Upper Lochsa trade proposed
A land exchange involving the Clearwater National Forest and Western Pacific Timber, LLC, is proposed in the upper Lochsa River area.
Up to 28,000 acres of scattered national forest parcels in northcentral Idaho could be exchanged for 40,000 acres of private lands in the Lochsa’s headwaters. Forest Service officials say the goal is to consolidate “checkerboard” ownership patterns to create larger blocks of public lands, which are easier to manage for forest resources and wildlife.
An open house meeting on the proposal is scheduled Tuesday, 6 p.m.-8 p.m., at the Job Service Conference Room in Moscow.
Maps of the potential land exchanges are online at www.fs.fed.us/r1/clearwater .
Rich Landers
FISHING
Bait ban sought on Clearwater
Wolves and Indian gillnetting were hot topics at the recent Idaho Fish and Game Commission public hearing in Lewiston. But several local anglers zeroed in Clearwater river steelheading.
Former commissioners Keith Stonebraker of Juliaetta and Will Godfrey of Lewiston asked the panel to take steps to improve steelhead fishing. Godfrey proposed a no-bait rule during the July-Oct. 15 catch-and-release season on the Clearwater. Many anglers believe steelhead take bait harder than they do flies or lures and are more prone to injury.
The two ex-commissioners also asked the commission to look into using some wild steelhead in hatchery spawning activities to help produce harder-fighting fish.
Lewiston Tribune
OUTPEOPLE
Wildlife names new director
A 23-year veteran of the U.S. Fish and Wildlife Service – with a law degree and station experience in Washington, D.C., the Midwest, Southwest, Alaska and Pacific Northwest – has been named the agency’s Pacific Region director based in Portland.
Robyn Thorson succeeds Ren Lohoefener, who became Director of the Service’s California-Nevada Region.

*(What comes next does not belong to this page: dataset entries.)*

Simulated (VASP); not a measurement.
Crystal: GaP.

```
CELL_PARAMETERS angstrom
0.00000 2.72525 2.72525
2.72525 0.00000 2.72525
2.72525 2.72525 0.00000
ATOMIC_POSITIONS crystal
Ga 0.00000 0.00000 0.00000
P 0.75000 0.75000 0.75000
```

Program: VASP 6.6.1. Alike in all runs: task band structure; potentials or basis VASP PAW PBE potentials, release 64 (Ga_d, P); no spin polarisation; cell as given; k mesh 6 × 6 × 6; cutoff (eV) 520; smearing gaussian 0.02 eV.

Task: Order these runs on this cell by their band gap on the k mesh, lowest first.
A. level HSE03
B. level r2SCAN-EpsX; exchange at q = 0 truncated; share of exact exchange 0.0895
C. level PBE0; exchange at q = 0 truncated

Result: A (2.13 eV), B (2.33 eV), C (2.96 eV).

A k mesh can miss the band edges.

Thorson will oversee agency activities on 1.3 million acres at 64 national wildlife refuges, 17 national fish hatcheries and seven state and tribal hatcheries managed in the Lower Snake River Compensation Plan, eight fisheries stations, and 11 ecological services field offices.
Rich Landers
WILDLIFE ENFORCEMENT
Wildlife director resigns in NM
The embattled head of the New Mexico Game and Fish Department has resigned a month after the state Game Commission revoked his hunting license for illegally killing a deer. State conservation officers had called for him to step down.